Datebook Diner: Alohana Hawaiian Grill

By W.E. Moranville, Datebook Diner

Special to Metromix
August 13, 2009

 

Datebook Diner: Alohana Hawaiian Grill
Nay Baccam, left, owner of Alohana Hawaiian Grill, joked with customer Chris Keahi. (Credit: BILL NEIBERGALL/DES MOINES REGISTER)
Alohana Hawaiian Grill
Address:
12931 University Ave., Clive, IA, 50325
Phone:
225-2279
Overall User Rating:
0 (0 ratings)
Be the first to review
Hours:
11 a.m.-8 p.m. daily.
Official Web Site:
http://alohanahawaiiangrill.com/

Preliminary visit - not yet rated.

A few years back, a transplant to Iowa complained of going to a rural Iowa cafe, where she ordered beef and noodles. "It was so weird," she lamented. "The beef and noodle mixture was served over ... mashed potatoes!" She paused, waiting for me to join in with a groan or at least a roll of the eyes. I still don't have any idea what her problem was.

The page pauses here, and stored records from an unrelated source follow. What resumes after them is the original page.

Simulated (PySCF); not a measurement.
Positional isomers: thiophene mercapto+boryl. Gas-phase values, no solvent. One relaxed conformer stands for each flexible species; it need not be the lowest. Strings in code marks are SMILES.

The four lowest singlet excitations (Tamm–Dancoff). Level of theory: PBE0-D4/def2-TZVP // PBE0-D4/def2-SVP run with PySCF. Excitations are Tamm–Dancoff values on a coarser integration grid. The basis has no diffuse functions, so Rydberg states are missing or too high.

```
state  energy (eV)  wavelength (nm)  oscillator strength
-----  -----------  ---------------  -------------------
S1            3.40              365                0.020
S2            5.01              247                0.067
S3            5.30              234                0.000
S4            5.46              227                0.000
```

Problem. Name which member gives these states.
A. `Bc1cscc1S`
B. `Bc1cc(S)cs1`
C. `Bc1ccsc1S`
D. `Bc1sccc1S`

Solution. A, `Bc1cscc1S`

That's the way with fiercely regional foods. Combos you grew up with are perfectly normal, and outsiders can tell you no differently. Remember this little anecdote if you go to Alohana Hawaiian Grill, and your plate comes with two scoops of white rice and a scoop of mayonnaise-white macaroni salad. It's a regional thing.

 

Who/what? The name intersects two Hawaiian words, Aloha (hello) and Ohana (family). The franchise restaurant has two locations in California, plus this one outpost in Clive. Owner Nay Baccam grew up in Hawaii and also owns Quiznos franchises in the Des Moines area.

 

The look: It's a simple but cheerful strip-mall short-order cafeteria, where Hawaiian music videos played on two television screens. Newbies to Hawaiian food will appreciate the large full-color food photos on the wall behind the counter, where items are grilled or deep-fried to order.

 

Menu: Grilled marinated meats - beef, pork and chicken - share the menu with deep-fried chicken, fish and shrimp. Diners can order meats Hawaiian-plate-lunch style; that is, with two scoops of rice and a scoop of mayonnaise-dressed macaroni salad. Meats are also available in bowls with steamed rice and mixed vegetables, or as part of a ramen-noodle dish. Burgers round out the menu.

 

Spam, Spam, Spam, Spam: Some items star Spam, which was popularized in Hawaii by GIs in World War II. Spam masubi, for instance, resembles nigiri sushi - with Spam standing in for the fish.

 

Tastes: The chicken Katsu plate arrived with chewy deep-fried chicken meat-both light and dark-in a crisp, nubbly coating. Grilled marinated pork, chicken and beef brought mild-flavored meats thinly sliced and served atop crunchy cabbage. Both plates arrived generously portioned, with the standard rice and macaroni salad accompaniments.

 

Bottom line: Though not the most dynamic food in town, it was inexpensive, filling, and of interest to the resolute culinary traveler.